Upon graduation from Habs, Erran studied instruments at Guild Hall and completed a music degree at Goldsmiths, at the University of London. Sacha spent a gap year working on a kibbutz in the north of Israel, Rosh HaNikra. Once at Cambridge, he focused much of his attention on the stage. At the Cambridge University Amateur Dramatic Club, Sacha acted in musicals including My Fair Lady, Biloxi Blues and Fiddler on the Roof, in which he played Tevye. His Habs buddy Dan Mazer introduced him to the university’s legendary Footlights Dramatic Club, which boasts alumni such as Hugh Laurie and Emma Thompson.
Sacha began his acting career in earnest after finishing Cambridge in 1993. His first TV appearance was in 1995 on Britain’s Channel 4’s Jack and Jeremy’s Police 4, a spoof on a reality crime program. He then hosted a talk show for teenagers followed by a cable show, Pump TV, featuring straight interviews with local personalities, until a new opportunity surfaced.
This was the decade of “new lads” in Britain. Rejecting the sensitive New Age male archetype, “new lads” embraced macho pastimes such as public displays of drunkenness, soft porn stag parties and soccer fanaticism. Sophie Manham, who had been commissioned to make a segment about this new species for Channel 4, wanted to alternate the talking heads with short segments of an actor portraying a “new lad” in all his beer-drinking lasciviousness to lighten up the program. One of her researchers, William Sutcliffe, mentioned his school friend, Sacha.
“He could steal the show even then,” says Manham. “You could see Borat and Bruno already. He had a twinkle in the eye.” Sacha was “fearless,” according to Manham, coming up with portrayals of disgusting behavior such as attempting to light his fart with a cigarette lighter. In some clips, he tenderly strokes a soccer ball and leers over plastic molded breasts. Much like his Borat persona, he manages to both embody his character and condemn it, with a figurative wink to the audience. His performance helped him land a gig on London Weekend Television, where he developed the precursor to Ali G, a takeoff on the BBC radio hip-hop DJ Tim Westwood, who had become famous in Britain for his “wigger”—“white nigger”—style with a Jamaican accent and outrageous clothing.
Sacha would spend years “wallowing in cable TV hell,” in the words of one 2002 biographical documentary. “I gave myself five years to start earning money from being an actor, a comedian… If it didn’t work out, I was going to move on to something else, become a barrister or something,” he said in a 2006 Rolling Stone article. With only two months left in his five-year plan, the big break came. “I was sitting on a beach in Thailand. It was four years and 10 months since I’d graduated,” Sacha recalled. “And that’s when I got a call from my agent saying there’s this audition for The 11 O’Clock Show….I had been rejected so many times that I didn’t know if it was worth it.”

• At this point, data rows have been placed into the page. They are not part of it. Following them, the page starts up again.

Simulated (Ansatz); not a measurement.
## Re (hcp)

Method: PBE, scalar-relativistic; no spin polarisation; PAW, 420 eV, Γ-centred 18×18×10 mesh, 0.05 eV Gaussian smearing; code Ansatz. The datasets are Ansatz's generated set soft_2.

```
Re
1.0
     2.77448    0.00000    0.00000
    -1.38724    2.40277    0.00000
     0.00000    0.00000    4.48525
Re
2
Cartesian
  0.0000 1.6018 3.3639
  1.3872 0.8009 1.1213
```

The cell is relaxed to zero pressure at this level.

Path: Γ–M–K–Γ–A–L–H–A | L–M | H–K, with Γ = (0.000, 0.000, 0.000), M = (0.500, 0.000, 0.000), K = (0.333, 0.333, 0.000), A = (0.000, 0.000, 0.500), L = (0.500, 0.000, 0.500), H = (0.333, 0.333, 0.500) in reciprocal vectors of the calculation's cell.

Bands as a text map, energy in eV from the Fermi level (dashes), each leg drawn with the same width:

The 11 O’Clock Show, a thrice-weekly late night satirical program on Channel 4, premiered in 1998 and became enormously popular for its brand of “hoax journalism.” The targets were celebrities who usually had no idea they were submitting themselves to mock interviews by comedians posing as journalists. It was here that Sacha honed his character Ali G, who became so recognizable that the Queen Mother did an imitation of him. He also developed early versions of Bruno and Borat.